Setting up a task scheduler in Flask

The first thing that comes to mind while considering a task scheduler is a cron job. As most of the today’s servers are hosted on linux machines, setting a cron job for periodic task might seem like a good option for many. However in production having a crontab is nothing but a pain in the a**. It can be a bit tricky to configure different timezones depending upon the location of the server.

The biggest problem with this approach is when the application is scaled into multiple web servers. In that case instead of running one we could be running multiple cron jobs which might lead to race conditions. Also it’s hard to debug if something goes wrong with the task.

With Flask there are multiple ways to address third problem and Celery is one of the most popular ones. Celery addresses the above problems quite gracefully. It uses same timezones of pytz which helps in calculating timezones and setting the scheduler timings accurately.
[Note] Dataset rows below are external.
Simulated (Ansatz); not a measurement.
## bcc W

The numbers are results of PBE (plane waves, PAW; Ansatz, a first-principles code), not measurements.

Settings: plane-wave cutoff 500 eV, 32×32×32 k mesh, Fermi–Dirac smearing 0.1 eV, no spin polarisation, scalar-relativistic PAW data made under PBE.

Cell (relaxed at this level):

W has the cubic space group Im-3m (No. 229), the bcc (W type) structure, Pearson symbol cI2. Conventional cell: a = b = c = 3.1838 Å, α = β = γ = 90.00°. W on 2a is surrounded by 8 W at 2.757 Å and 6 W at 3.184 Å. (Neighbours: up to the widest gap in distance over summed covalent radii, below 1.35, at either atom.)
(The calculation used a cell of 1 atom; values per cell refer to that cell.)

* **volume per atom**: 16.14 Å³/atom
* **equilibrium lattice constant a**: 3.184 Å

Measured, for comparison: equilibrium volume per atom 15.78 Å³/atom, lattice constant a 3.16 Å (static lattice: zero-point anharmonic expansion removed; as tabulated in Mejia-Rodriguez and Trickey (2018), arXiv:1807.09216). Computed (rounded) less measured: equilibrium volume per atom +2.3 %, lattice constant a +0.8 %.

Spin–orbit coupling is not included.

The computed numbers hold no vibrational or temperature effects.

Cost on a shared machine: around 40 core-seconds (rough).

Celery uses a backend message broker (redis or RabbitMQ) to save the state of the schedule which acts as a centralized database server for multiple celery workers running on different web servers.The message broker ensures that the task is run only once as per the schedule, hence eliminating the race condition.

Monitoring real time events is also supported by Celery. It includes a beautiful built-in terminal interface that shows all the current events.A nice standalone project Flower provides a web based tool to administer Celery workers and tasks.It also supports asynchronous task execution which comes in handy for long running tasks.

Let’s go hacking

Here we will be using a dockerized environment. Now the installation of redis and celery can be different from system to system and docker environments are pretty common now a days to do such kind of exercises without worrying so much about local dev infrastructure.

  flask-celery
  │
  │  app.py
  │  docker-compose.yml
  │  Dockerfile
  │  entrypoint.sh
  │  requirements.txt
  │
  └────────────────────────

Let’s start with the Dockerfile

  FROM python:3.7

  # Create a directory named flask
  RUN mkdir flask

  # Copy everything to flask folder
  COPY . /flask/

  # Make flask as working directory
  WORKDIR /flask

  # Install the Python libraries
  RUN pip3 install --no-cache-dir -r requirements.txt

  EXPOSE 5000

  # Run the entrypoint script
  CMD ["bash", "entrypoint.sh"]

The packages required for this application are mentioned in the requirement.txt file.

  Flask==1.0.2
  celery==4.3.0
  redis==3.3.11

The entry point script goes here.

  #!/bin/sh

  flask run --host=0.0.0.0 --port 5000

Celery uses a message broker to pass messages between the web app and celery workers. Here we will setup a Redis container which will be used as the message broker.

  version: "3.7"

  services:

    redis:
      container_name: redis_dev_container
      image: redis
      ports:
        - "6379:6379"

    flask_service:
      container_name: flask_dev_container
      restart: always
      image: flask
      build:
        context: ./
        dockerfile: Dockerfile
      depends_on:
          - redis
      ports:
        - "5000:5000"
      volumes:
        - ./:/flask
      environment:
          - FLASK_DEBUG=1

Now we are all set to start our little experiment. We have a redis container running on port 6379 and a flask container running on localhost:5000. Let’s add a simple api to test whether our tiny web application works.

  from flask import Flask

  app = Flask(__name__)

  @app.route("/")
  def index_view():
      return "Flask-celery task scheduler!"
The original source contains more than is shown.